Rep. Lauren Boebert's (R-Colo.) compelling story to explain her gun rights advocation has been dismantled by fact-checkers who are now offering clarity on her claims.
The Washington Post has given Boebert three Pinocchios after uncovering hard facts about her claims. On multiple occasions, Boebert, who became a popular name among conservatives due to the gun-friendly policies in place at her restaurant in Shooters Grill of Rifle, Colo., has insisted that a fatal altercation outside of her restaurant led to her decision to carry a firearm and allow her staff to also do so.
In a previous tweet, Boebert said, "After a violent incident outside my business, I took advantage of Colorado's open-carry laws and began to carry at work."
Reiterating those same remarks, Boebert appeared at the Conservative Political Action Conference (CPAC) where she alluded to the story again on February 27 saying, "Shortly after we opened our restaurant, there was an altercation where a man was beat to death … outside of my restaurant, beat to death by another man. No weapons. And I immediately wondered, how am I going to protect everyone?"
Most recently on March 10, Boebert rehashed the story yet again. She said, "When I became a business owner, I needed to protect myself,. There was an altercation outside of my restaurant where a man was physically beat to death. There were no weapons involved. He was beat to death by another man's hands."
Despite referencing the incident on multiple occasions, the publication has unearthed "raw investigative files" complied by the Rifle Police Department's fact-checker which proves Boebert has not been completely truthful about what happened on that fateful night.
According to the report, Boebert's claims about the man who was allegedly killed outside of her restaurant are "mainly fictional." The report notes that investigators determined the man, identified as Anthony Green, "had been briefly involved in a fight, possibly related to a drug transaction."
Witnesses also revealed, "Green had fought with a man who had a prosthetic leg, which then fell off." One witness confirmed, Green "duked that guy out." Initially, the fight raised suspicions about the possibility of Green's death being a homicide, but after gathering more evidence, investigators determined that may not have been the best categorization.
The publication reports:
"Investigators interviewed witnesses and collected evidence, the possibility of murder quickly appeared remote. Green had a gash on the head, but that appeared to be from a fall. There were no obvious injuries to his abdomen. In his pocket, he was carrying a glass pipe that was filled with the residue of methamphetamine."

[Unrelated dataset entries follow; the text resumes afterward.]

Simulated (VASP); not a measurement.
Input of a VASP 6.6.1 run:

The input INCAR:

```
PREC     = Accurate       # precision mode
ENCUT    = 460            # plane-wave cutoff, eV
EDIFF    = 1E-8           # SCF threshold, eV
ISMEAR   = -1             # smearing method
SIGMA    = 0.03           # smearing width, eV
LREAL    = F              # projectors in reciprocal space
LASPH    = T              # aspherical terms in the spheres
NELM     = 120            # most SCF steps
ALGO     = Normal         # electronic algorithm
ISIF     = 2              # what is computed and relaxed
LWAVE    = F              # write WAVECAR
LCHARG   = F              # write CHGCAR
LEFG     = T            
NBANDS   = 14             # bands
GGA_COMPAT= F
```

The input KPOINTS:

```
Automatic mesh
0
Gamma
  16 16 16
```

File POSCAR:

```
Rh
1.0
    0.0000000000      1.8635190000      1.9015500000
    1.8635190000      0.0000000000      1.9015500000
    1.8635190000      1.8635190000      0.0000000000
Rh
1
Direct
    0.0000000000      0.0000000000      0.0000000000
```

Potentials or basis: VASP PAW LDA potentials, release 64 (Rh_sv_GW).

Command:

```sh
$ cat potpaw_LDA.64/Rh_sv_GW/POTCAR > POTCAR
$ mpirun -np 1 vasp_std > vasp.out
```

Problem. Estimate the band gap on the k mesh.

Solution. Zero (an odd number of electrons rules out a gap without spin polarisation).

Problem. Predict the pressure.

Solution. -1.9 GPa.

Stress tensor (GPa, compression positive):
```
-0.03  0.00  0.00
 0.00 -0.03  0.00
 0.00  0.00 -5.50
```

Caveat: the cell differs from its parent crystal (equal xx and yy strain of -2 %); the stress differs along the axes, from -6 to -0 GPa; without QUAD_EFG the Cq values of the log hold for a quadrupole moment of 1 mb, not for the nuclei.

The final autopsy report led to the discovery of methamphetamine in Green's system. The forensic pathologist Robert Kurtzman also determined that "postmortem examination of the decedent revealed superficial abrasions consistent with a fall."
Kurtzman also made it clear that "the abrasions were not associated with any internal injury, whereas 'methamphetamine is known to cause sudden death and abnormal behavior.'"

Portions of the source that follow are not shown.